In early August 2008, after Georgian President Mikheil Saakashvili sent troops into the rebellious province of South Ossetia, Russia came to its defense, beginning a five-day-long conflict that ended with Russian troops within striking distance of Tbilisi, the Georgian capital.
Moscow’s aggressive reaction to its long-simmering tensions with Georgia announced Russia’s reemergence as a military power, and paved the way for its controversial dealings with another former Soviet republic, Ukraine, beginning in 2014.
Separatist Issues in Georgia
The roots of the Russia-Georgia conflict go back to the early 1990s, when both Russia and Georgia were newly independent nations after the dissolution of the USSR. Civil war erupted within Georgia, located to the south of Russia on the eastern shore of the Black Sea, when two provinces—South Ossetia in eastern Georgia, and Abkhazia, on the northwestern coast—sought to declare their own independence.
“One can track [the 2008 conflict] back, really from the very beginning of the independence of Georgia, when Abkhazia in particular split away, and the Russians backed Abkhazia,” says Mark Galeotti, senior non-resident fellow at the Institute of International Relations Prague and an expert on modern Russian history and security affairs.
A ceasefire in 1994 ended the worst fighting, but tensions continued to simmer in the two breakaway provinces, which remained technically part of Georgia. Home to different ethnic groups, the Ossetians and the Abkhazians, they had been autonomous earlier in the 20th century, after the Russian Revolution, and they wanted their autonomy back.
Georgia and the West
Beginning in the late 1990s, the European Union and the North Atlantic Treaty Organization (NATO) expanded their influence in Eastern and Central Europe, formerly a Soviet stronghold. Russia and its new president, Vladimir Putin (first elected in 2000), bitterly resented the loss of this buffer zone between Moscow and the West.

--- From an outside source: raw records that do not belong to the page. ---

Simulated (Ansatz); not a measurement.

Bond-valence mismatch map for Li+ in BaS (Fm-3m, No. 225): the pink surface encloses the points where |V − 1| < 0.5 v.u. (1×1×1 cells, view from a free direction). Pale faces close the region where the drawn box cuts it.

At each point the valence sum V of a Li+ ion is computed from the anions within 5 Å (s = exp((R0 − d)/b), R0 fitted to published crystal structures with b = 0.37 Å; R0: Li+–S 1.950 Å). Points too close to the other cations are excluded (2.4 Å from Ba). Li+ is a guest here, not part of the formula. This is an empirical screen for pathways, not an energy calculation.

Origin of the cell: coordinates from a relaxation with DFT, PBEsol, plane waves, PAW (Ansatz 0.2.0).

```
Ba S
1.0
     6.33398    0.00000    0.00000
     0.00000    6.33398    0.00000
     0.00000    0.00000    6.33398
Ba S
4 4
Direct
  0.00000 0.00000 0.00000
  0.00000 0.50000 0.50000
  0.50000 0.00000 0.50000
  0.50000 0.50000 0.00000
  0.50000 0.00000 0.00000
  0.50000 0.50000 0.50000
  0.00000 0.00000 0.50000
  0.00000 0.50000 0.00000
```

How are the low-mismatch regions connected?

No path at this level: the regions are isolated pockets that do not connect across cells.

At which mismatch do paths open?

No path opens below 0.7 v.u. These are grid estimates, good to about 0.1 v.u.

For its part, Georgia was moving further West, even joining the U.S.-led coalition fighting in the Iraq War in 2003. This process intensified after the election of pro-Western President Mikheil Saakashvili in 2004.
“Georgia was clearly embarked on a process of trying to break out of Russia’s sphere of influence,” Galeotti says. “And as far as Russia was concerned, this was an absolute priority. It had to maintain its sphere of influence, and if it let Georgia go, then who could be next?”
Long-Simmering Tensions Erupt Into War
Sakaashvili also attempted to crack down on separatism within Georgia, which brought the long-running conflict in South Ossetia into the forefront again. Georgia’s always-tense relationship with its northern neighbor worsened in late 2006, when Sakaashvili’s government accused Putin, who was Russia’s prime minister at the time, of supporting the separatist cause. After Georgia arrested four Russian military officers for suspected espionage, Russia responded by closing Georgian businesses and deporting Georgian citizens.
With Georgia on the verge of joining NATO, but not yet subject to the organization’s collective defense agreement, Russia saw an opportunity to rein in its neighbor and demonstrate its military strength in the region. As Galeotti puts it: “The Russians built up their plans, built up their forces, and they ensured that their local proxies in South Ossetia needled Georgians enough, knowing that Sakaashvili….would rise to the bait.”
On August 8, 2008, after months of back-and-forth accusations and provocations between the two sides, and a series of clashes between South Ossetian militia and Georgian military troops, Sakaashvili ordered his troops to capture the South Ossetian capital of Tskhinvali. Russia swiftly responded by moving its troops to the border and conducting air strikes on Georgian positions in South Ossetia as well as Abkhazia.
With the United States, Great Britain and NATO calling for a ceasefire, the conflict continued for five days, as Russia quickly took control of Tskhinvali and rolled its tanks and troops through Ossetia into Georgia, stopping only about 30 miles from Tbilisi, the Georgian capital.
Conclusion and Lasting Legacy of the War
Beyond diplomatic efforts and humanitarian aid, the international community did little to stop the conflict. “No one was willing to go to war for Georgia,” Galeotti points out. “This was a time in which no one really wanted to provoke Russia. [Dmitry] Medvedev was president, and particularly American policy was to essentially hope that this could be leveraged into something more positive. So…to a large extent, Georgia was left on its own.”
After Russia called a halt to its advance into Georgia, a cease-fire on August 12 ended the Russia-Georgia War. According to an official EU fact-finding report in 2009, nearly 850 people were killed during the five-day conflict, while some 35,000 Georgians were left homeless. That same fact-finding report concluded that though Georgia had initiated the war, Russia had provoked its neighbor over a long period and overreacted to that initial artillery attack.
Though Russia formally recognized South Ossetia and Abkhazia as independent states after the war, few other countries have joined them in doing so. Meanwhile, Georgia turned further away from Russian influence in the aftermath of the conflict, and signed an association agreement with the EU in 2014.
Perhaps the most lasting consequence of the Russia-Georgia War can be seen in what happened six years later, in Ukraine. With Putin back as president (and Medvedev as prime minister), Kremlin-backed forces seized control of the Crimean peninsula and parts of the Donbass region in 2014. Russia had undertaken a “much more serious military reform program,” in the wake of the Georgia war, Galeotti explains, “which led to the far more competent forces that we saw in the annexation of Crimea.”
Moreover, by not coming to Georgia’s defense in the lopsided 2008 conflict, the international community had proved to the Russians that it was “essentially lacking in the will to back up its fine words,” Galeotti says. “In hindsight, one wonders, would Crimea and the Donbass wars have happened if the West had been more robust in its response to Georgia?”